Growth In Revenues, Earnings in Q3

In Q3, the company’s net sales grew 4% year-over-year (y-o-y) to $16.2 billion, driven by growth in the Beauty, Fabric & Health Care segments, partially offset by flattish growth in the Baby and Feminine Care businesses. However, the company’s organic sales grew positive in all segments except Grooming and Baby and Feminine Care business. Overall, the company’s organic sales were up 1% on 2% volume growth, with a 2% decrease in pricing and 1% growth in mix across all segments. P&G’s pricing was negative largely due to price cuts with U.S. shaving products. In addition, the company’s gross margin fell 90 basis points due to higher commodity costs and an unfavorable geographic mix of sales. In terms of bottom lime, P&G’s core EPS (adjusted) also grew 4% y-o-y to $1.00, primarily driven by increased net sales partially offset by a reduction in operating margin due to reinvestments and gains on the sale of real estate in the base period.
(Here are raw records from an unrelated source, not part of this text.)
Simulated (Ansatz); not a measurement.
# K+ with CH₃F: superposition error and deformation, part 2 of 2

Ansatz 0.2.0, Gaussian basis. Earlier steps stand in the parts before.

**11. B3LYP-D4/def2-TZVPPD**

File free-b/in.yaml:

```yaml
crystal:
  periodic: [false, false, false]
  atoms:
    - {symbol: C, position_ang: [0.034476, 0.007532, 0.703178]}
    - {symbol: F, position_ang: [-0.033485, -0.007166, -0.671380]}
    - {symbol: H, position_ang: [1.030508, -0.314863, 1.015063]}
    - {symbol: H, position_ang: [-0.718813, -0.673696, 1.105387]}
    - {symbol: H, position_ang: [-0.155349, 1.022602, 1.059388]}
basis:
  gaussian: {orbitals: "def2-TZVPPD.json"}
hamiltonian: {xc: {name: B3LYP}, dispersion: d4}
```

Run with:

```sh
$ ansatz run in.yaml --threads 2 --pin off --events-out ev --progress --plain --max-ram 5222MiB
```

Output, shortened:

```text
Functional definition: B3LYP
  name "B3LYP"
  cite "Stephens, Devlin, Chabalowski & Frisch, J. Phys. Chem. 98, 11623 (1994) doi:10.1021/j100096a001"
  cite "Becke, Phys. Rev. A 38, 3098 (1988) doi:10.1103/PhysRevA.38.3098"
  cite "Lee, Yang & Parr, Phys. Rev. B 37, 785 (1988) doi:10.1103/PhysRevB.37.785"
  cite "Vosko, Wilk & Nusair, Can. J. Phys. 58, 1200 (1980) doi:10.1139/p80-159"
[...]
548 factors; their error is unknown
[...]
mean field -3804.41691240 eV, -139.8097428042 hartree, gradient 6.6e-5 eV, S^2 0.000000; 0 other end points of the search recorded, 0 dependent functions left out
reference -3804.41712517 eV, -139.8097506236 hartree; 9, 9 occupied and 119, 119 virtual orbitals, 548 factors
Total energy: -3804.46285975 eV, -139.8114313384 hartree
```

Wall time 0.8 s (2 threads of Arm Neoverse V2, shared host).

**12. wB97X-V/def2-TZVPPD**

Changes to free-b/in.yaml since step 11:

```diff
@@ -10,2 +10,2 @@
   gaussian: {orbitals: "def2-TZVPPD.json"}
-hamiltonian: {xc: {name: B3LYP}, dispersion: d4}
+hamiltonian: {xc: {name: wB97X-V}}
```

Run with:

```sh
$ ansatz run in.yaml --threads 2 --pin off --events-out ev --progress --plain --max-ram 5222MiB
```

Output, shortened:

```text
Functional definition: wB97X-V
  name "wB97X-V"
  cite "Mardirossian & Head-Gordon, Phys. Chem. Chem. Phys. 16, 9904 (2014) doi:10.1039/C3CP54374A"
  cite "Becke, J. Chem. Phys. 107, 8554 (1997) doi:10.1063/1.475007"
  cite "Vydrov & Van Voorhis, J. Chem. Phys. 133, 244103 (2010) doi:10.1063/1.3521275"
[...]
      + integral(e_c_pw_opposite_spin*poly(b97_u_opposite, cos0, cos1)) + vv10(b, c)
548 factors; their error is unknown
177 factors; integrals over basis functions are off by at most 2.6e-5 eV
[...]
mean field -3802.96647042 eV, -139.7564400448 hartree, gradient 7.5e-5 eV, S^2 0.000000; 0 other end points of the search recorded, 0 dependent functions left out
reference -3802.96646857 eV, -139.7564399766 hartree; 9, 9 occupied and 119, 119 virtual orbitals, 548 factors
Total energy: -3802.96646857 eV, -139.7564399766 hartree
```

Grooming Segment Continues To See Declines

Grooming segment organic sales fell 3% y-o-y again in Q3, due to reduced pricing in Shave Care, driven by lower pricing in the U.S. and low volume growth globally, partially offset by double-digit growth in Appliances. The Grooming segment contributes only around 10% of the company’s total revenues but accounts for 15% of its value, per Trefis estimates. The segment has struggled to generate revenue growth of late, due to rising competition from smaller subscription-based startups such as Dollar Shave Club and changing beard preferences in men. Consequently, P&G’s share in the wet shaving market has declined from over 70% in 2010 to 54% in 2016.

Q4 Expectations

We expect the company’s SG&A costs to be around $4.9 billion in Q4, down 9% year-over-year (y-o-y). This is based on our assumption of growth in productivity savings from the combination of reduced overhead, agency fees, and ad production costs. We also expect the company’s adjusted gross profit margin to decline slightly in Q4, on the premise of rising delivery costs. Based on these adjustments, we expect P&G’s adjusted operating income to decline almost 9% y-o-y to about $3.2 billion for Q4 2018. Overall, these adjustments resulted in a more than 10% dip in our adjusted net income forecast for the company, translating into adjusted EPS of $0.93.

Full Year Guidance

P&G expects its organic sales growth to fall in the low end of the 2% to 3% guidance range in fiscal 2018. It also expects total revenues to reach $67 billion in the same period. In terms of the bottom line, the company continues to expect its core earnings per share growth to be in the 6% to 8% range, as compared to the previous 5% to 8% range.